British Biographer to Discuss 18th-Century "Mother of Feminism"

Editor's note: For a 300-dpi photo of Lyndall Gordon, e-mail mhobbes@email.smith.edu.

NORTHAMPTON, Mass.—Acclaimed British biographer Lyndall Gordon will discuss the subject of her latest publication, 18th century author Mary Wollstonecraft, at a lecture Friday, Oct. 7, at 4:30 p.m. in the Neilson Library Browsing Room.

Gordon’s book “Vindication: A Life of Mary Wollstonecraft” appeared in the United States in May and references Wollstonecraft’s groundbreaking work, the classic feminist text published in 1792, “The Vindication of the Rights of Woman.”

In the lecture, Gordon will talk about Americans in Wollstonecraft’s social circle, including John and Abigail Adams, and what America meant to the young intellectual.

Revered by some as the mother of feminism, maligned by others as a traitor to the very principals she espoused, Wollstonecraft eschewed the traditional path of marriage, instead founding a progressive school, working as a governess and, later, a full-time writer.
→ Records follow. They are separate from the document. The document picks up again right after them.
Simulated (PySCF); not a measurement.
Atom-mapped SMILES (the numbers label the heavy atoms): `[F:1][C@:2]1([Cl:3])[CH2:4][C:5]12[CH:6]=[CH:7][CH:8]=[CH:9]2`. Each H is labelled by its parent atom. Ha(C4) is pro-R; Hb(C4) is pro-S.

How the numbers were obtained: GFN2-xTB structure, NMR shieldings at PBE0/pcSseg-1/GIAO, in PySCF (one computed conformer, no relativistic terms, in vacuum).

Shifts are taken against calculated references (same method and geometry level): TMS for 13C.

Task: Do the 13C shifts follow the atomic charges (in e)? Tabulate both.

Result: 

Wollstonecraft’s “A Vindication of the Rights of Woman” was heralded as the first great feminist treatise. She wrote that intellect will always govern and sought “to persuade women to endeavor to acquire strength, both of mind and body.”

In her portrait of Wollstonecraft, published by HarperCollins, Gordon explores contradictions in Wollstonecraft’s life. Among those, according to Gordon, were Wollstonecraft’s thoughts of suicide over the loss of a lover to another woman, despite her strong views on the independence of women.

Gordon was born in South Africa and lives in Oxford, England, where she is a senior research fellow at St. Hilda’s College. Her other biographies capture the lives of Charlotte Bronte, T.S. Eliot and Henry James. Her tome “Virginia Woolf: A Writer’s Life” won the prestigious James Tait Black Memorial Prize, handed out by the Department of English Literature at the University of Edinburgh in Scotland.

Presented by the Friends of the Smith College Libraries, this lecture is Gordon’s second occasion speaking at Smith. She also visited campus to take part in a June, 2003, symposium on Virginia Woolf.

Smith College is consistently ranked among the nation’s foremost liberal arts colleges. Enrolling 2,800 students from every state and 60 other countries, Smith is the largest undergraduate women’s college in the country.